Plimmer Steps, Above Leroy's Bar, Wellington
18/03/2019 - 19/03/2019
The Extraordinary Story of A Very Ordinary Spy
WATER by Mark Langham is a brand new play telling the true story of WW1 German Spy, Hans Lody.
A fast moving adventure, the story tells of how a young fragile man unexpectedly entered the shady world of espionage in WW1 and, although an unmitigated disaster as a Spy, proved that politeness, courtesy and decency transcend any conflict.
Featuring 5 actors playing some 45 parts (!) this play tells the quite extraordinary story of a very ordinary spy!!!
2 Plimmer Steps (above Leroys Bar)
Monday 18 & Tuesday 19 March 2019
General Admission $22.00
Fringe Addict $15.00
CARL HANS LODY: Stephen Lloyd-Coombs
46 other characters played by:
Solid writing dextrously delivered - but is it Fringe?
Review by Barnaby Olson 19th Mar 2019
I know absolutely nothing about writer/director Mark Langham’s NZ Fringe Festival debut Water, as I enter the upstairs venue at Leroy’s on the Plimmer Steps. As a bit of a ring-in for this one, and with no programme information readily available – in my mind not a criticism – I rely on the environment more than usual to give me some hints. The venue is set up like a 1920s cabaret bar, everything is black or draped in black, and there’s gentle jazz music playing in the background. It feels intimate.

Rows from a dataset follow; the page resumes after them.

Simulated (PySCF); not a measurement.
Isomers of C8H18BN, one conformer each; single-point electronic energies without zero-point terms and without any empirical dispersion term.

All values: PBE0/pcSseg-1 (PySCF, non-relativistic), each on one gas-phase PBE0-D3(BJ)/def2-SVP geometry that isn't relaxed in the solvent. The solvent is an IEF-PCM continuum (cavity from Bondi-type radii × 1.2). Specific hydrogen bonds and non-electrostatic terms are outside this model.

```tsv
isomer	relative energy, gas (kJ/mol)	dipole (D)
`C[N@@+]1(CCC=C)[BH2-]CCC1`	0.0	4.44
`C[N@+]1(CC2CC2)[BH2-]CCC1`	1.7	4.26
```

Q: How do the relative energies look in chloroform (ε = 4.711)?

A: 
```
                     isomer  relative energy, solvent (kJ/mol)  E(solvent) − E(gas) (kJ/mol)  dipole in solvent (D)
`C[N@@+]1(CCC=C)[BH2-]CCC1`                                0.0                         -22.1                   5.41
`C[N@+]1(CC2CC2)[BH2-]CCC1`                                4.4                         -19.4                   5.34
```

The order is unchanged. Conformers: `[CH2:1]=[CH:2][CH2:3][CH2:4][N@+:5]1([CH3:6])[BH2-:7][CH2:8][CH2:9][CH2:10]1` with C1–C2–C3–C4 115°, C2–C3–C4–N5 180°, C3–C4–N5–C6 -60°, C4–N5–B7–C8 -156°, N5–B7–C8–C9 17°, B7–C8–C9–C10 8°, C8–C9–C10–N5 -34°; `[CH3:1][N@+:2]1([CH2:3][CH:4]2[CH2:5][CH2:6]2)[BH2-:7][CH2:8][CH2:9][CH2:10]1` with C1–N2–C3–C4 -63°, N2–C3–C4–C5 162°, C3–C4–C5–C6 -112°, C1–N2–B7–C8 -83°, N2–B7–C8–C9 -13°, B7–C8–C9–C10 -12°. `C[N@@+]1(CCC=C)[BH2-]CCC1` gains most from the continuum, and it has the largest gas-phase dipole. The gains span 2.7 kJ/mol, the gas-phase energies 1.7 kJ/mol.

Water begins simply: five actors take to the stage in chorus, before one of them – Stephen Lloyd Coombs – steps forward to play our protagonist: Carl Hans Lody. Lody is our narrator, speaking to the room and detailing his real-life journey from his childhood to his arrest – Water’s starting point. In between a huge amount of ground is covered, the most relevant of which is Lody’s career as a makeshift German spy. As a multi-national of sorts, Lody falls into espionage, and seems to be loved and respected wherever he goes.
The writing is solid. Tonally it reminds me a little of The Sun Also Rises, which I loved when it came to NZ as part of last year’s NZ Festival, insomuch as it is verbally dense and clearly dated but not in a way that makes it inaccessible.
The performers, led by Lloyd Coombs, generally work well together, the pace is good throughout, and all the actors clearly have the verbal dexterity to deal with the density and rhythms of Langham’s text.
I am a little confused with the accent work. Convincing American and Scottish accents are affected when the text asks for it but English accents seem to be standing in for German, and perhaps others. There is one scene where (I think) a German and an Englishman talk on the phone, but both sound English, and everyone at my table is confused.
The main problem I have with Water – and I admit upfront that I’m expressing a bit of bias here – is that it doesn’t feel Fringe-y. Its format is very traditional: our narrator leads us through his life and his journey is illustrated by scenes that colour it. For my tastes, it’s absolutely crying out for some theatrical divergence; some additional forms, or design languages, or something that might bring a little more capacity for surprise to the table.
Water feels like a test run for a show that you could take, throw some money behind and play to decent houses in Circa One for a month with relative ease. The script is good enough, the story holds us, and I think it would be successful in that context. It may just be that I’m judging it against a set of criteria formulated specifically for a Festival that celebrates being a little further away from the theatrical mainstream. Simply put: it feels like a weird fit.